Golden Threads

Join us on Zoom:
If prompted to use a password, it is: 2020

Look down (right now, look down at yourself).  Assuming that you are not naked, you will find that your body is encased in cloth.  You might also be sitting on a cushion or have a blanket nearby.  How often do you think about your relationship with textiles?  We live our lives surrounded by cloth.  Yet many of us rarely think about it.

However, fabrics have been a fundamental force in defining, advancing, and shaping the world in which we live.  For most of recorded history the four primary natural fiber sources (cotton, silk, linen, and wool) have involved a lion’s share of human ingenuity (e.g. the industrial revolution), but also a huge amount of ignoble shame.

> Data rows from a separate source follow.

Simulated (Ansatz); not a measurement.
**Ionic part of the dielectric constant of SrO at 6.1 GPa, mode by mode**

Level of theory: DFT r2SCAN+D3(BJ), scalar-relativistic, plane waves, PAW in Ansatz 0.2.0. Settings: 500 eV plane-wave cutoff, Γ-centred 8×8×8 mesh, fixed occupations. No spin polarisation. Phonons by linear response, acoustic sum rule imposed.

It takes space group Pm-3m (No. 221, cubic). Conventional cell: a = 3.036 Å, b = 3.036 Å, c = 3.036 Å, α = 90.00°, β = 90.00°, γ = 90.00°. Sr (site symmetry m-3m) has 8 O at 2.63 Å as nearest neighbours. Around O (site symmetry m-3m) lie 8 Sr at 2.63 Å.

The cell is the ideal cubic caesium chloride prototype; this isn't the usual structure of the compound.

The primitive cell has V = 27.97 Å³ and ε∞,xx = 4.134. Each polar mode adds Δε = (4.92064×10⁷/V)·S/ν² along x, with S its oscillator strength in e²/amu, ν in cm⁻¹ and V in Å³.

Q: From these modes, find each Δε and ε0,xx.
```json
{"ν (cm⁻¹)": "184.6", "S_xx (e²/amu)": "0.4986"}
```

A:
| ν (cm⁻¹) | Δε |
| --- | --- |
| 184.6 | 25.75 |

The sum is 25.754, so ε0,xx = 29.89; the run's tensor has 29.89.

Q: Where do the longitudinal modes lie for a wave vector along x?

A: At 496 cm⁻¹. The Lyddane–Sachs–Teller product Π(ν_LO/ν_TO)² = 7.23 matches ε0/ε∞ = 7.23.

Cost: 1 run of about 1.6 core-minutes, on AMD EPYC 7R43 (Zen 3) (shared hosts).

Our engagement with fabric has been wrapped and bound to our relationship to and with each other.  Whether we are using fabric to provide warmth, and protection or using it in more sinister ways to demarcate status, or even enslaving other humans to satiate our seemingly unyielding desire for more—we are surrounded by cloth.  We are swaddled in it at birth, and shrouds are drawn over our faces in death.

Come celebrate the art and history of fabric with us as we learn a bit more about humanity’s relationship to fabric and textiles.  Steven Wren (and our arts team) will share some stories and anecdotes from Kasia St. Clair’s book, The golden thread: How fabric changed history.   We will also take some time to appreciate and celebrate some of our own cherished fabric creations.

Please bring and share a textile that you have either made or have been given (as well as the stories about the piece of fabric that you hold dear) as we take some time to appreciate and celebrate our collective and individual relationship with these most ubiquitous materials that weave, knit, and sometimes even entangle to our lives to and with each other.

“I give you the end of a golden string;
Only wind it into a ball:
It will lead you in at Heaven’s gate.